Rob Farber, Global Technology Consultant, TechEnablement
In October 1997, the OpenMP* Architecture Review Board (ARB) published the v1.0 version of the OpenMP Fortran specification, with the C/C++ specification following nearly a year later. At that time, the fastest supercomputer in the world, ASCI Red, was based on computational nodes containing two 200 MHz Intel® Pentium® Pro processors. (Yes, leadership-class supercomputing at that time considered a single-core 200 MHz Intel Pentium processor to be fast.) Built at a cost of USD 46 million (roughly USD 68 million in today’s dollars), ASCI Red was the first supercomputer to deliver a trillion floating-point operations per second on the TOP500 LINPACK benchmark. It was also the first supercomputer to consume a megawatt of power―foretelling a trend to come. In contrast, a modern dual-socket Intel® Xeon® processor v4 family is positively a steal, in terms of both teraflop computing capability and power consumption.
Dr. Thomas Sterling, director of the Center for Research in Extreme Scale Technologies, observes, “OpenMP has provided a vision of single-system programming and execution that emphasizes simplicity and uniformity. It challenges producers of system software to address asynchrony, latency, and overhead of control while encouraging future hardware system designers to achieve user productivity and performance portability in the era of exascale. The last two decades have seen remarkable accomplishment that will lead the next 20 years of scalable computing.”

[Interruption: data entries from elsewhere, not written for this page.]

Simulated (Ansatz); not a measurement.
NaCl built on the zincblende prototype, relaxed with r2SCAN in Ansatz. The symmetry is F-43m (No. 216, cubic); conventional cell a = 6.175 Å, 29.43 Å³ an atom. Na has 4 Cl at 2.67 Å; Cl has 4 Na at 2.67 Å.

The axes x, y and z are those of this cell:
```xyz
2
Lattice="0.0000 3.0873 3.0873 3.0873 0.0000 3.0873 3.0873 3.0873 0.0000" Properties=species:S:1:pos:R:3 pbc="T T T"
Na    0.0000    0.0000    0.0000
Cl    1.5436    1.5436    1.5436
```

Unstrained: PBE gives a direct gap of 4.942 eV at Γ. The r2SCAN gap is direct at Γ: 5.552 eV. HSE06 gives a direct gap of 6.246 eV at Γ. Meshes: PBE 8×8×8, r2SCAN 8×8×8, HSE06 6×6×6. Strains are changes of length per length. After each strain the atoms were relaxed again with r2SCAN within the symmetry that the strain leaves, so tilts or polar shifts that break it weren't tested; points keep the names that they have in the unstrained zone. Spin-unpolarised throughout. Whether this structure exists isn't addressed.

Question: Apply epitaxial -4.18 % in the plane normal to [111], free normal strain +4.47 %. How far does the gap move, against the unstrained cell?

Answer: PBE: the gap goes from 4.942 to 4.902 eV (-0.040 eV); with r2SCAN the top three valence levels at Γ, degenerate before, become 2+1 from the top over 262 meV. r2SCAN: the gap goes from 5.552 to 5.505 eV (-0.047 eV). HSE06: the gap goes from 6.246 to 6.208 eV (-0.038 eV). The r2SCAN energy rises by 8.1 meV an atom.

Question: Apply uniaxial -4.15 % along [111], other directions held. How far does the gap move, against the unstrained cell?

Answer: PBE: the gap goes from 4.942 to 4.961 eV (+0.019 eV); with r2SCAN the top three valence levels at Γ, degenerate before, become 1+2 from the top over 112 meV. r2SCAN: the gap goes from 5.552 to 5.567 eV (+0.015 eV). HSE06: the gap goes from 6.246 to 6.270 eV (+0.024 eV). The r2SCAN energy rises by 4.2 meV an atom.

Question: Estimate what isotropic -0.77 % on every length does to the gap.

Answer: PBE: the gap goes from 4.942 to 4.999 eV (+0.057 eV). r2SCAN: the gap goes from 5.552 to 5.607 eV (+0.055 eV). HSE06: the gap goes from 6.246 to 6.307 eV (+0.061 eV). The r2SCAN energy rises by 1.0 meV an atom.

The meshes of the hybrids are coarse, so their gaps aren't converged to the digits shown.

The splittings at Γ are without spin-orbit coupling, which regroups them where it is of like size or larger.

OpenMP: A Forward-Thinking, Developer-Motivated Effort
The OpenMP initiative was motivated by the developer community. There was increasing interest during that time for a standard that programmers could reliably use to move code between different parallel, shared-memory platforms.
Before OpenMP, programmers had to explicitly use a threading model such as pthreads, or a distributed framework such as MPI, to create parallel codes. (The first MPI standard was completed in 1994.) The convenience of simply adding an OpenMP pragma to exploit parallelism in a shared-memory model was revolutionary in its convenience. But, at that time, thread-based computing models were of limited interest, since clusters of single-threaded processors dominated the high-performance computing world. It was possible on some hardware platforms to purchase extra plug-in CPUs that could provide hardware-based multithreaded performance. But, generally, threads were considered more of a software trick to emulate asynchronous behavior using OS time slices rather than a route to scalable parallel performance. At that time, the thread debate centered more on the use of heavyweight threads (e.g., processes created with fork/join) rather than lightweight threads that shared memory. Hardware parallelism inside a node was limited to dual- or quad-core processor systems, so OpenMP scaling was a nonissue.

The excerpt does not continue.